- Only one-third (34%) of Liberians say they trust the National Elections Commission “somewhat” or “a lot,” a decline of 10 percentage points since 2018 (Figure 1).
- Six in 10 citizens say elections do not work well to ensure that members of the House of Representatives (61%) and senators (60%) reflect the views of voters. But a majority (55%) think that elections in general (not regarding any particular election) do enable voters to remove elected officials who don’t do what the people want (Figure 2).
- More than three-fourths (78%) of Liberians say political parties that lose an election should cooperate with the government, while only 22% say the opposition should instead focus on holding the government accountable (Figure 3).
- Almost three-fourths (73%) of citizens think it is unlikely that powerful people can find out how they voted (Figure 4).
- An overwhelming majority (85%) of citizens say the 2017 elections were “completely free and fair” (59%) or “free and fair with minor problems” (26%) (Figure 5).

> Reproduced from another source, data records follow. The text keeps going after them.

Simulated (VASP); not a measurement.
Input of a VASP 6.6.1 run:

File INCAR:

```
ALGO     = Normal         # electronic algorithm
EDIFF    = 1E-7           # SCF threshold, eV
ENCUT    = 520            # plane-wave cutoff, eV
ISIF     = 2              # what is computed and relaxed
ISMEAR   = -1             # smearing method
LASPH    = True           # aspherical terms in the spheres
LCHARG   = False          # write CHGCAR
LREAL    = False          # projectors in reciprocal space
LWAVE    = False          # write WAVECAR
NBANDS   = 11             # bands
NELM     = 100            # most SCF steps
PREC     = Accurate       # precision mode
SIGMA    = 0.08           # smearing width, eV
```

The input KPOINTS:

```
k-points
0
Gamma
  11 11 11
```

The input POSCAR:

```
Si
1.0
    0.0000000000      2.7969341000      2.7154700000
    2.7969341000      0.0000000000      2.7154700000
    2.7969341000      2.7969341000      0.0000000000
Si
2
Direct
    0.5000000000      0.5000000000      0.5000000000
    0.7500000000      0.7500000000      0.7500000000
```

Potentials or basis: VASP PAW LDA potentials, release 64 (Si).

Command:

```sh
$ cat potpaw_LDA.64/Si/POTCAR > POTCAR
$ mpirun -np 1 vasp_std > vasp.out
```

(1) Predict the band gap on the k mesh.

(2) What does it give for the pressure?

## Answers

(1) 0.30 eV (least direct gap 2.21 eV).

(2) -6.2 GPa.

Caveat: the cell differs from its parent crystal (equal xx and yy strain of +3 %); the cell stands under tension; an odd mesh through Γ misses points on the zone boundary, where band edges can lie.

Only one-third of Liberians say they trust the National Elections Commission (NEC) as the country approaches general elections in October, according to the latest Afrobarometer survey.
One of the NEC’s tasks is to manage the country’s transition from manual voter registration to the use of a biometric voter registration system.
While public trust in the NEC has declined by 10 percentage points since 2018, most Liberians think their last national election was free and fair, and most express confidence in the secrecy of their ballots and the power of their vote to affect the country’s future.